I know all the SM's on here have used the phrase "Special Snowflake" for so long it had got me thinking did that woman who recently wrote the "Snowflake Generation" article originate on Steptalk?? It was so spot on!!

I am the SM who's BM died on Mothers day and now SD15 and SS16 are moving away from home state to ours this summer permanently. Since everything went down skids now come to us every weekend and DH is just starting to get the taste and scope of what its going to be like to have a teen SD.

They are awful creatures!! I was no angel when I was a teen and remember it well. I keep telling DH it's going to get a lot worse before it gets better. The biggest issue is BM never said NO. To anything. You want fast food for dinner? Sure lets hit the drive thru! What is that you say? You need ANOTHER eye shadow? Sure...lets go to CVS....what? you ordered pizza and are taking the whole box up to your bedroom where it will sit for 6 weeks. No Problem!!

DH is floored by the frequency SD asks for money for nonsense. Of course we are happy to supply her with everything she needs, we just dont think at 15 you need to run off and get your hair and nails done all the time. Nor do you need yet another bottle of face moisturizer. And oh yeah...that last 2 inches of shampoo you're too lazy to figure out how to get out of the bottle and just want to toss for a new one? lemme show you what happens if you turn the bottle UPSIDE down!! I know, magic!!

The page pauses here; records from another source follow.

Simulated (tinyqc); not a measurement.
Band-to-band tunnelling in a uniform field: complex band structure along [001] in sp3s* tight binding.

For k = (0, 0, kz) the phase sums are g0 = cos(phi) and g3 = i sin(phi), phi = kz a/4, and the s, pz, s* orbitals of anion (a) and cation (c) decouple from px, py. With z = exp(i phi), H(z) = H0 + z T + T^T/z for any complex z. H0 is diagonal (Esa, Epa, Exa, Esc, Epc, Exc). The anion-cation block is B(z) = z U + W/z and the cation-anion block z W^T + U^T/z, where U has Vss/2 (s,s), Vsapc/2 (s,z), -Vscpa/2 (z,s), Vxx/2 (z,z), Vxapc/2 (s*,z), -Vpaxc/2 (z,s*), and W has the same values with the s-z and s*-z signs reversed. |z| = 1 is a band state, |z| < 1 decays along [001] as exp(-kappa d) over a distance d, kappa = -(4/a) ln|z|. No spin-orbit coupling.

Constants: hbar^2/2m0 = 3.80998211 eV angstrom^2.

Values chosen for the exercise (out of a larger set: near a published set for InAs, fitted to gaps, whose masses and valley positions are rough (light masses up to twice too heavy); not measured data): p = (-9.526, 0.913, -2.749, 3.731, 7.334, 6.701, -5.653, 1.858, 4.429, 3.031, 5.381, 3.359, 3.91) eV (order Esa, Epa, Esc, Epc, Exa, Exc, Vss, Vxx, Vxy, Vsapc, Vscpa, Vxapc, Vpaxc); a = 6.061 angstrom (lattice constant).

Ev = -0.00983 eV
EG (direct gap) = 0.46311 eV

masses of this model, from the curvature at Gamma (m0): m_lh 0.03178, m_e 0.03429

So ladies...how do we bring said child back down to earth? She's pretty much too young to get a job in our area and we have told her when she moves here there will be plenty of chores to do if she wants to earn money to buy crap....but its the total sense of entitlement we don't know how to address. Both skids truly think they can just ask for money whenever for whatever they want. They have never had to earn ANYTHING. DH and I bring lunch to work, use coupons, save for big purchases. Living within our means is standard in our home and yes, after a few years with us we hope they start to live that way too but I dont even know where we start. Do we just say no? Do we have a talk with them and explain that we don't spend on non necessities every other day?

Comments

moeilijk's picture

I think you get your standard response ready, something like, "Nope, in this house we earn our money." Or, "Nope, in this house food doesn't leave the kitchen or dining room."

And you don't expect the asking to stop.

Success isn't about them stopping asking for all this BS. Success is you guys saying NO every time.

Just54321's picture

Clever- Money isn't the issue. DH and I both have good incomes, and yes there is no more CS to the tune of 1500 back in our pockets and yes we have filed for SS benefits for the skids...But why would we want to perpetuate the idea that everything should be handed to them? We want the kids to learn to earn things and value something because they worked for it.
Trust me, when they are old enough they will have money coming to them from the death of BM and this is our ONLY shot at instilling some fiscal responsibility into them in the hopes that they dont just piss it away.

Teas83's picture

Hey, I was raised this way and I'm not 35 yet. Smile I guess my parents were part of a dying generation. I know a lot of my friends weren't raised as strictly as I was.

notsobad's picture

Sit down and have a family meeting. Schedule them regularly and everyone brings up the topics that they want to talk about.

Teenagers usually feel like no one listens to them or takes them seriously. So if you include them in the decision making it's easier for them to follow the rules. You still make the rules, but they understand why there are rules and why it's important to have them.

I think this will be important for the family in more than a financial sense. There are going to be a lot of hurtles to get over in this first year.

notasm3's picture

I first saw the term snowflake at least 15 years ago - most likely on the Disboards (a Disney forum).

oneoffour's picture

I suspect as BM was so ill for so long this became their way of being 'happy'. And now they equate 'happy' with spending money. Is it right? No. But it is understandable and really quite sad.

Schedule a monthly meeting. Lay out how much things cost and where the money goes. Explain how you are saving for later. I wouldn't say 'old age' because only a month ago they lost their mother. Recognise their loss but structure it in a way that is productive. Maybe they want to plant a tree in her memory. Maybe they will work to sponsor a cage at a local animal shelter. Direct them to do something memorable and honorable in her name rather than spend spend spend because mom did it.

SD wants makeup? Suggest you get her one of those monthly makeup sample boxes and in return she is responsible for a, b & c.

Did BM have life insurance? Are they under some idea they will get any money for their own use?

I would tread carefully though. And maybe make the date memorable for them rather than Mothers Day which changes dattes every year.